EMEA CMOs doubling responsibility for sales enablement
New research reveals that the number of Chief Marketing Officers (CMOs) taking responsibility for sales enablement in EMEA has doubled in the past year. This trend, indicating a greater interdepartmental collaboration and a break from operational siloes, has emerged in a study conducted collaboratively by Seismic and LXA.
The exploration uncovers that the number of CMOs accountable for sales enablement has jumped from 10% in 2022 to 19% in 2023. Winnie Palmer, Head of Marketing EMEA at Seismic, explained the implications of this shift: "With many businesses working to achieve greater effectiveness and efficiency, enablement provides the necessary operational muscle to deliver on these objectives. Sales, marketing and revenue operations' skills and knowledge alignment has welcomed greater collaboration between the functions, with all teams sharing experience in tech, content, data, and coaching. This accelerates go-to-market (GTM) functionality."
In fact, evidence suggests that more EMEA CMOs taking the helm of sales enablement leads to more interactions with customers before finalising deals. On average, this equates to 12 occurrences, compared to the total respondent average of 9.8. Fundamentally, this emphasises the importance of marketing's involvement early on in the customer journey.
Furthermore, cross-departmental collaboration is showing promising signs of beneficial outcomes as companies adapt to a GTM operating model. There has been an increase from 69% in 2022, to 75% in 2023, of respondents agreeing they have successful processes, procedures and metrics to track the impact of sales enablement and operations. Primary focus areas include sales data management and quality (17%), and CRM support (27%). As a result of their trust in sales enablement and operations, over half (52%) of organisations intend to expand this function in the next year, while only 7% expect to reduce it.
However, possessing a more collective GTM operation signifies different stages of maturation for various regions. As Palmer remarks, "in the US market, we've already experienced the trend of enablement ownership moving between marketing and sales." But she stresses that irrespective of which division takes charge, the main objective is to ensure dedicated ownership that encourages collaboration across all GTM teams.

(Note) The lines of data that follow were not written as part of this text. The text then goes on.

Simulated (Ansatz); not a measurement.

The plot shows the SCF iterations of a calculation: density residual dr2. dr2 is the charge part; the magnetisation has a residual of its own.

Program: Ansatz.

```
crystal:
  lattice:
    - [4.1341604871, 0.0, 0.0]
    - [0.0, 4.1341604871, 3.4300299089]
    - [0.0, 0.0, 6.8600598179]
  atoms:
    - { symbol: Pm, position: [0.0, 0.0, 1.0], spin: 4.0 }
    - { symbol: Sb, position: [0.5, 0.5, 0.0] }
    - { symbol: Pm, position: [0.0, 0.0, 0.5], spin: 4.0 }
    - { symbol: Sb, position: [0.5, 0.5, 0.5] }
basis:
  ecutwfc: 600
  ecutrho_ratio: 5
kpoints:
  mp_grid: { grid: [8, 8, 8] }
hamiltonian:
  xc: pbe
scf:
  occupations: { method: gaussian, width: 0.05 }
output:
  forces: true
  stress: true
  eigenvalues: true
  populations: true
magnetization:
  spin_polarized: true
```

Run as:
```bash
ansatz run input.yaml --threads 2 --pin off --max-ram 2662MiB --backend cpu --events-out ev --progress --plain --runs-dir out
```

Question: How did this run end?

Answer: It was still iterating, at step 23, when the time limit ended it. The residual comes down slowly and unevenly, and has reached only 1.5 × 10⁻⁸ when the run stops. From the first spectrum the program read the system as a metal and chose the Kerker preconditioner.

Palmer continues, highlighting that EMEA organisations lag behind their US counterparts when it comes to enablement ownership and accountability. "Therefore, as their go-to-market function matures, we can expect this maturity curve to be replicated, whereby EMEA catches up with the US market and reaches a sweet spot in managing enablement more effectively."
This research offers invaluable insights into current marketing and sales operational trends, exploring how changing responsibility dynamics may impact each function's effectiveness. The spotlight on closer collaboration between departments may herald the end of operational siloes and a step towards more integrated working practices.